ENH: Implement the exact p-value of the Cramér-von Mises two-sample test

[fbourgey]

Reference issue

Toward #98

What does this implement/fix?

Implement the exact p-value of the Cramer-von Mises two-sample test for a given value of the test statistic from _pval_cvm_2samp_exact

https://en.wikipedia.org/wiki/Cram%C3%A9r%E2%80%93von_Mises_criterion

[mdhaber]

Can you provide additional information that helps the reader compare this to either the original code, which is pretty hard to follow, or the algorithm, which looks simple but has terms like $I[a^2u(u+1)(2u + 1)/6]$ and $I[b^2u(u+1)(2u + 1)/6]$ that don't obviously appear in either version? If it would be cleaner, feel free to express this in terms of Algorithm 1 from the paper rather than the Python code. There are a lot of aspects of the Python that don't look like a very efficient expression of the algorithm (lots of placeholding size-zero array, use of arrays instead of dicts, use of delete, etc.), so if it can't be translated directly, it is probably not worth trying to maintain a resemblance.

[fbourgey]

I agree; I've found the Python code quite difficult to follow. I’ll provide more detail and include screenshots of the relevant sections of the paper in the coming days.

[steppi]

@mdhaber, you want this to be able to work in CuPy right? std::map and std::vector aren't available in CUDA.
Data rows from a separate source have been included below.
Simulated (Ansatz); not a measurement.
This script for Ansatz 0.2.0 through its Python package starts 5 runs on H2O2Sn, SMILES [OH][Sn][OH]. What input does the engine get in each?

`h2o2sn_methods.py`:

Also, rather than putting this whole thing into a scalar kernel, and making a ufunc out it, it seems like it may be better to take the idea of the original function and decompose it into the ufuncs that are needed to make it work. I think the key component here would be a gufunc to generate the frequency table. lcm and the binomial coefficients could be handled through delegation, and the rest looks like it could be made array-agnostic.

[mdhaber]

you want this to be able to work in CuPy right?

Yes. OK, good to know.

[fbourgey]

Page 3 in [1]: Definition of the variable lcm. This is $L$ in [1].

[fbourgey]

Page 4 in [1]: definitions of $a$ and $b$

[fbourgey]

Using consistent notations and following the Python comment:
$s$ is $U$ in [2] and $T_2$ in [1] same as $T$ in [2]

From [1, page 3]

Rewriting in terms of $\zeta$, we have

$$ \zeta = \frac{(n+n)^2 L^2}{mn} T_2 $$

and from [2, eq. 9] (and using the same notations as in [1])

$$ T_2 = \frac{s}{nm(n+m)} - \frac{4mn-1}{6(m+n)} $$

Simple algebra gives

$$ \zeta = \frac{(m+n)L^2}{6 m^2 n^2} (6 s - (4mn - 1) mn) $$

We then floor as $\zeta$ is an integer-valued statistic.

[fbourgey]

Initialize the frequency tables of $\zeta$ for paths reaching $(u,v)$.

Each table is a $2 \times k$ array where $k =$ number of distinct values of $\zeta$ at $(u,v)$ ie

g = [[zeta_1, zeta_2, ..., zeta_k],
     [count_1, count_2, ..., count_k]]

row 0 = distinct values of $\zeta$ and row 1 = how many paths give each value

Initially: $g_{0,0}$ = {(0,1)}

[fbourgey]

Compute p-value

$$ \mathbb{P}(\zeta \geq \zeta_{obs}) = \frac{\text{number of paths with } \zeta \geq \zeta_{obs}}{\binom{m+n}{m}} $$

[fbourgey]

Apply shift $S_{d^2}$. From Eq. 11 of [1]

[fbourgey]

Translation of the original Python code.

    vi, i0, i1 = np.intersect1d(tmp[0], g[0], return_indices=True)
    tmp = np.concatenate([
        np.stack([vi, tmp[1, i0] + g[1, i1]]),
        np.delete(tmp, i0, 1),
        np.delete(g, i1, 1)
    ], 1)

• First line: find common $\zeta$ values between $g_{u,v-1}$ and $g_{u-1,v}$
• Second line: this implements $g_{u,v-1} + g_{u-1,v}$

[fbourgey]

It appears that (12) is not needed, as this is produced automatically by how gs and tmp are initialized.

For $v=0$, we have $d^2 = (av-bu)^2 = b^2 u^2$. Hence,

$$ g_{u,0} = S_{b^2 u^2} (g_{u-1,0}). $$

Starting from $g_{0,0} = I[0]$, at step $u=1$, $g_{1,0} = I[b^2]$, ... and for a general,

$$ g_{u,0} = I\left[\sum_{j=1}^{u} (bj)^2\right] = b^2 \frac{u(u+1)(2u+1)}{6} $$

Here, we use that $S_d(I[c]) = I[c+d])$